# Virtual Zarr

At the end of [COG vs Zarr](./cog_vs_zarr.ipynb) we created a "ZOG" which was a native Zarr store containing a single shard that was a valid COG. This was neat, but in practice people use virtual Zarr stores (stored as icechunk or kerchunk) when they want to access data as if it were Zarr but leave the bytes of data on disk in whatever archival data format they have. Turns out thanks to @maxrjones' work on virtual-tiff we can virtualize COGs!

In [1]:
import shutil
import urllib.request
from pathlib import Path

import obstore
from virtualizarr import open_virtual_dataset, open_virtual_mfdataset
from virtualizarr.registry import ObjectStoreRegistry
from virtual_tiff import VirtualTIFF

Zarr can emit a lot of warnings about Numcodecs not being including in the Zarr version 3 specification yet -- let's suppress those.

In [2]:
import warnings

warnings.filterwarnings(
    "ignore",
    message="Numcodecs codecs are not in the Zarr version 3 specification*",
    category=UserWarning,
)

## Downloading a COG

We're going to use that same Sentinel 2 L2A scene as in the previous notebook. Let's make sure we have it downloaded

In [3]:
OUTDIR = Path('test_data')
OUTDIR.mkdir(exist_ok=True)

In [4]:
COG_HREF = 'https://e84-earth-search-sentinel-data.s3.us-west-2.amazonaws.com/sentinel-2-c1-l2a/10/T/FR/2023/12/S2B_T10TFR_20231223T190950_L2A/B04.tif'
COG_FILE = OUTDIR / 'red.tif'

# check if we are rerunning this cell to not download the COG if we already have it
if not COG_FILE.exists():
    with urllib.request.urlopen(urllib.request.Request(COG_HREF)) as response:
        COG_FILE.write_bytes(response.read())

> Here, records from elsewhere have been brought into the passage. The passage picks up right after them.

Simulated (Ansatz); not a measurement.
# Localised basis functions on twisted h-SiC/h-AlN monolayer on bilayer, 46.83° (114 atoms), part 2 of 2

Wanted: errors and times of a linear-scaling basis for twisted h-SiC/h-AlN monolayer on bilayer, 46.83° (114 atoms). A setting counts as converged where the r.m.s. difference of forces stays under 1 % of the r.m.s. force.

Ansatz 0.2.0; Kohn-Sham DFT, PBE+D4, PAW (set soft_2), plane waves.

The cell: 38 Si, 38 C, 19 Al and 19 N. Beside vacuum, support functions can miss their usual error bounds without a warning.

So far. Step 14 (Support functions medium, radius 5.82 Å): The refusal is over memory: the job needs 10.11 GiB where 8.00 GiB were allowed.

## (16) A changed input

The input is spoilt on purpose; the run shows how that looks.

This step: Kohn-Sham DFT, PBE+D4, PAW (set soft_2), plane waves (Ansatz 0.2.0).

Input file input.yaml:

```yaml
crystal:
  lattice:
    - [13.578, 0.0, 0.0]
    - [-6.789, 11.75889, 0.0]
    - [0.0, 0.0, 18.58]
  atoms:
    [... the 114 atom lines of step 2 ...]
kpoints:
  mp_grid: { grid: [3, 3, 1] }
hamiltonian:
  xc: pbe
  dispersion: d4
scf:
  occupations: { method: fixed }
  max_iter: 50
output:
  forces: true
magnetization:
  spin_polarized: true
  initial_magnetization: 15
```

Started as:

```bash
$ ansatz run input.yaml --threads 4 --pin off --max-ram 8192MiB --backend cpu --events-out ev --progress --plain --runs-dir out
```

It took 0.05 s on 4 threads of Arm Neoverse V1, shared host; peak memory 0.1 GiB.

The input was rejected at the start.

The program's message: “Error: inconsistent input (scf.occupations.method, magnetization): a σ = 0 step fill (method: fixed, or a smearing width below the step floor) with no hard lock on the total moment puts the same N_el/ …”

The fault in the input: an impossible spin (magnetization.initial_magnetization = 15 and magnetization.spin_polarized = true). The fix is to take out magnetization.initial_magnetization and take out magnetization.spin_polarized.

## Create a Manifest Store
We can use the `VirtualTIFF` Parser to create a manifest store

Notice that we need to specify the IFD that we are interested in. We want the highest resolution array which is stored in IFD 0. This is different from rasterio which defaults to 0.

In [5]:
registry = ObjectStoreRegistry({"file://": obstore.store.LocalStore()})
parser = VirtualTIFF(ifd=0)

manifest_store = parser(
    url=f"file://{COG_FILE.absolute()}",
    registry=registry,
)

This manifest store is a proper Zarr store but instead of referencing chunks of data that sit alonside the Zarr metadata it refers to them where they already live within the COG. The manifest store can be represented as a virtual `xarray.Dataset`:

In [6]:
vds = manifest_store.to_virtual_dataset()
vds

We can write that off to icechunk or kerchunk and use it later to read the COG as Zarr.

## Open as zarr

We can also consume that same manifest store directly with regular `xarray.open_zarr`.

In [7]:
import xarray as xr

ds = xr.open_zarr(
    manifest_store,
    consolidated=False,
    zarr_format=3,
    chunks={},
)
ds

Unnamed: 0,Array,Chunk
Bytes,229.95 MiB,2.00 MiB
Shape,"(10980, 10980)","(1024, 1024)"
Dask graph,121 chunks in 2 graph layers,121 chunks in 2 graph layers
Data type,uint16 numpy.ndarray,uint16 numpy.ndarray
"Array Chunk Bytes 229.95 MiB 2.00 MiB Shape (10980, 10980) (1024, 1024) Dask graph 121 chunks in 2 graph layers Data type uint16 numpy.ndarray",10980  10980,

Unnamed: 0,Array,Chunk
Bytes,229.95 MiB,2.00 MiB
Shape,"(10980, 10980)","(1024, 1024)"
Dask graph,121 chunks in 2 graph layers,121 chunks in 2 graph layers
Data type,uint16 numpy.ndarray,uint16 numpy.ndarray


## Check values

To check that the encoding is all hooked up we can compare the mean of the first tile in this new `ds` with the mean of the first tile when you open the COG using `rasterio`.

In [8]:
%%time
ds['0'][:1024,:1024].mean().compute().values

CPU times: user 29.5 ms, sys: 7.94 ms, total: 37.4 ms
Wall time: 35.6 ms


array(1233.40614319)

Now let's open the downloaded COG with rasterio and do the same computation:

In [9]:
import rioxarray

ds_rio = rioxarray.open_rasterio(COG_FILE, chunks={})

In [10]:
%%time
ds_rio[0, :1024, :1024].mean().compute().values

CPU times: user 15.9 ms, sys: 5.79 ms, total: 21.7 ms
Wall time: 20.6 ms


array(1233.40614319)

## Serialize Manifest Store to Icechunk

So far we have an in-memory manifest store. That is great for as long as we are in this Python session but to share it with others we need to write it out to a local icechunk store. That icechunk store will contain the attrs and references to the individual chunks of data within the COGs where they live. In this case in the file sitting next to the icechunk store, but more commonly on s3.

In [11]:
import icechunk

ICECHUNK = OUTDIR / "icechunk"

# just in case we've run this before
if ICECHUNK.exists():
    shutil.rmtree(ICECHUNK)

icechunk_storage = icechunk.local_filesystem_storage(ICECHUNK)
config = icechunk.RepositoryConfig.default()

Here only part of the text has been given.